Philippines keeps 2023-2028 growth goal, downplays El Nino and other risks

Construction workers are pictured at the construction site of an apartment building in Pasay, Metro Manila in the Philippines May 22, 2017. (Reuters/Erik De Castro/File Photo)
  • 2023 GDP growth target retained at 6.0%-7.0%
  • 2024-2028 GDP growth target kept at 6.5%-8.0%
  • Macro targets take into account domestic, external risks

 The Philippine government on Friday maintained its 2023 gross domestic product growth target at 6.0% to 7.0%, confident the country can withstand external and domestic risks, including the impact of the El Nino weather phenomenon.

The GDP growth target for the 2024 to 2028 period was kept at 6.5% to 8.0%, an inter-agency panel added, following a review of macroeconomic and fiscal assumptions.

The panel includes the central bank, departments of finance and budget and the economic planning agency.

“These projections have already taken into account the risks posed by El Nino and other natural disasters, global trade tensions, and value chain disruptions, among other factors,” it said.

In the Philippines and other parts of Asia, El Nino usually causes hot, dry weather that results in lower agricultural production and disruption in water and power supplies.

President Ferdinand Marcos Jr, also the agriculture secretary, has directed all government agencies to implement water conservation measures in light of the looming long dry spell due to El Nino, his office said on Friday.

The agriculture department has also come up with measures to support the farm sector, including buffer stocking of inputs, adjusting planting calendar, and promoting drought-tolerant crops.

The Philippine economy grew at an annual pace of 6.4% in the first quarter, cooling to its slowest in two years as red-hot inflation and high interest rates dampened consumption.

Arsenio Balisacan, the economic planning minister, however, painted a rosy outlook for the year.

“Three-fourths of growth is domestic demand, and we plan to strengthen that to offset headwinds from the global economy,” he said.
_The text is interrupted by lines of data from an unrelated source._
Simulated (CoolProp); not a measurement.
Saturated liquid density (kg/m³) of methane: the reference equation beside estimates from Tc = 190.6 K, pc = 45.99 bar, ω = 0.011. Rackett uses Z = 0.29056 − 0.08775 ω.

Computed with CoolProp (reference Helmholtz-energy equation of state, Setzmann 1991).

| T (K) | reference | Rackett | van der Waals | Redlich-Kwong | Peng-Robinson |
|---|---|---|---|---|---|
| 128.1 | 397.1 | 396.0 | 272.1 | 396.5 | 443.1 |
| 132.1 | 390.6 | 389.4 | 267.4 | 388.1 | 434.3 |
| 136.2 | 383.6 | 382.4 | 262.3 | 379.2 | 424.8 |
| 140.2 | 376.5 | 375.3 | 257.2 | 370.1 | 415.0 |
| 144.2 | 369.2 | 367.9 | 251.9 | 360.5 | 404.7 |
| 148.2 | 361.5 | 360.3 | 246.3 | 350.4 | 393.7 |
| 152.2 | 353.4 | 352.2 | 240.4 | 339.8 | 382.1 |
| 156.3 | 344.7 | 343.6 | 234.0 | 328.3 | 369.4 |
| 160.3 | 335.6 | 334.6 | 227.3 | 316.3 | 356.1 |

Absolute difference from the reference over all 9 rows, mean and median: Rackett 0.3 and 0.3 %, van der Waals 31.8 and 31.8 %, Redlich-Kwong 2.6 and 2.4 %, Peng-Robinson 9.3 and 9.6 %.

The panel revised the 2023 inflation assumption to a narrower 5.0% to 6.0% versus the previous 5.0% to 7.0%, taking into account a recent easing of consumer price pressures.

The 2024-2028 inflation assumption was kept at 2.0% to 4.0%.

The government’s 2023 GDP growth target is anchored on an exchange-rate assumption of 54-57 pesos per dollar for 2023, revised from 53-57 pesos.

The rate assumption for 2024-2028 was unchanged at 53-57 pesos per dollar.

The fiscal assumptions were also unchanged, with annual budget deficits programmed at 6.1% of GDP for 2023, 5.1% for 2024, 4.1% for 2025, 3.5% for 2026, 3.2% for 2027 and 3.0% for 2028.